At the same time, public opposition to energy storage projects — specifically those involving battery storage — persists, driven by fire safety concerns, local land-use issues, and skepticism toward specifically large-scale renewable integration and industrial development more generally. Many battery components are imported or rely on imported critical minerals, which expose projects to trade, pricing, and geopolitical risks. Regulatory frameworks for interconnection, aggregation, and compensation will shape the economics and pace of adoption in 2026. 

Developments to watch in 2026 include state and federal actions clarifying interconnection rules, safety codes, and market participation pathways for storage and distributed resources. Market watchers should also focus on how utilities incorporate distributed assets into distribution planning and how capacity accreditation evolves to reflect actual performance. 

5. New Nuclear Projects and SMRs

After decades of retrenchment following the Three Mile Island accident in 1979 and recent cost overruns that culminated in high-profile bankruptcies, nuclear energy is now being promoted as a source of firm, reliable, and carbon-free electric power generation. Interest spans traditional large reactors and smaller, modular designs that promise standardized manufacturing, improved safety, and faster deployment. Small modular reactors (SMRs), in particular, have captured attention as a way to add dependable capacity at or near load, including for energy-intensive campuses. 

Yet SMR technology remains untested at commercial scale, with licensing, supply chain, and cost curves still to be proven. Federal support — through preserving and in some cases extending the availability of Inflation Reduction Act of 2022 tax incentives, licensing efficiency, cost-sharing, credit support, and early deployment partnerships — will be decisive. Private demand signals from data center operators and industrials could catalyze the first wave of projects if risk allocation will get traction. 

Developments to watch in 2026 include the level and structure of federal support for new nuclear, Nuclear Regulatory Commission licensing milestones for SMR designs, and concrete commitments by large-load customers to anchor early projects. Also unknown is whether early cost trajectories and schedule performance will support project bankability.

6. State-Federal Jurisdiction: State Energy Plans Under Strain

Electricity regulation and cleantech development are traditionally a matter of state and local law, with states controlling resource planning, siting, permitting, and retail rates, while the federal government oversees wholesale markets, interstate transmission, and pipelines. Many states, including California, New York, and those in New England, have adopted detailed policies to drive renewable integration and large-scale offshore wind dependent on timely transmission and port build-out, plans that have been brought into question by the federal government’s anti-offshore wind actions during 2025.

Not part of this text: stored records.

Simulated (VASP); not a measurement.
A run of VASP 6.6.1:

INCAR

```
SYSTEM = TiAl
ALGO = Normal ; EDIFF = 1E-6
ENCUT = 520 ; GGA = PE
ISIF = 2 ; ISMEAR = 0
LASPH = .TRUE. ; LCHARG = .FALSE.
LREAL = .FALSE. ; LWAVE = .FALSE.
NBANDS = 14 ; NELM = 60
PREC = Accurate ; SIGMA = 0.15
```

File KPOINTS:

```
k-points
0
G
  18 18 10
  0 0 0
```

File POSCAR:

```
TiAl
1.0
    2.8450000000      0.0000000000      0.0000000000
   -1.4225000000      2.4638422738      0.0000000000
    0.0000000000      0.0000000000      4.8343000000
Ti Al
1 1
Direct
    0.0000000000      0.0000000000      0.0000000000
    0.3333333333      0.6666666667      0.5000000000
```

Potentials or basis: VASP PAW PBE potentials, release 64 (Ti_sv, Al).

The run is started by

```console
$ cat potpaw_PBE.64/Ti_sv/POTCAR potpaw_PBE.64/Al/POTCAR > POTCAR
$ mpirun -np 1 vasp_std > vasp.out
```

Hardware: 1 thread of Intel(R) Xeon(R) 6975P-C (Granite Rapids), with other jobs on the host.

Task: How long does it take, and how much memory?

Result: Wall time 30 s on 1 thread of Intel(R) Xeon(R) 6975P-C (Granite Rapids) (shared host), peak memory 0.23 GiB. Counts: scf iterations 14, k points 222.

This tension is surfacing in preemption arguments, agency guidance, and legislative proposals that would narrow state veto points or accelerate federal approvals for nationally significant energy projects. The stakes are high for state-integrated resource plans and offshore wind roadmaps, which require stable transmission planning and predictable siting authority to hold procurement economics together. Early 2026 saw the Trump Administration lose a string of court cases in its efforts to stop the construction of offshore wind projects in Massachusetts and New York, but it is unknown whether these holdings will survive appeals or whether further regulatory actions and the costs and delays caused by these disputes will ultimately prevent the projects from advancing.

Developments to watch in 2026 include federal efforts to preempt state laws or add conditions to states’ access to funding in the name of reliability, affordability, or national security, and whether there will be new litigation testing the boundary between state and federal jurisdiction, and whether certain energy projects threaten national security. 

7. Trade and Tariffs

Trade policy is a material driver of energy capital costs and delivery timelines. Tariffs and trade restrictions affecting polysilicon and solar components, inverters, batteries, transformers, steel, aluminum, and critical minerals have raised the cost of key components and complicated supply chains. 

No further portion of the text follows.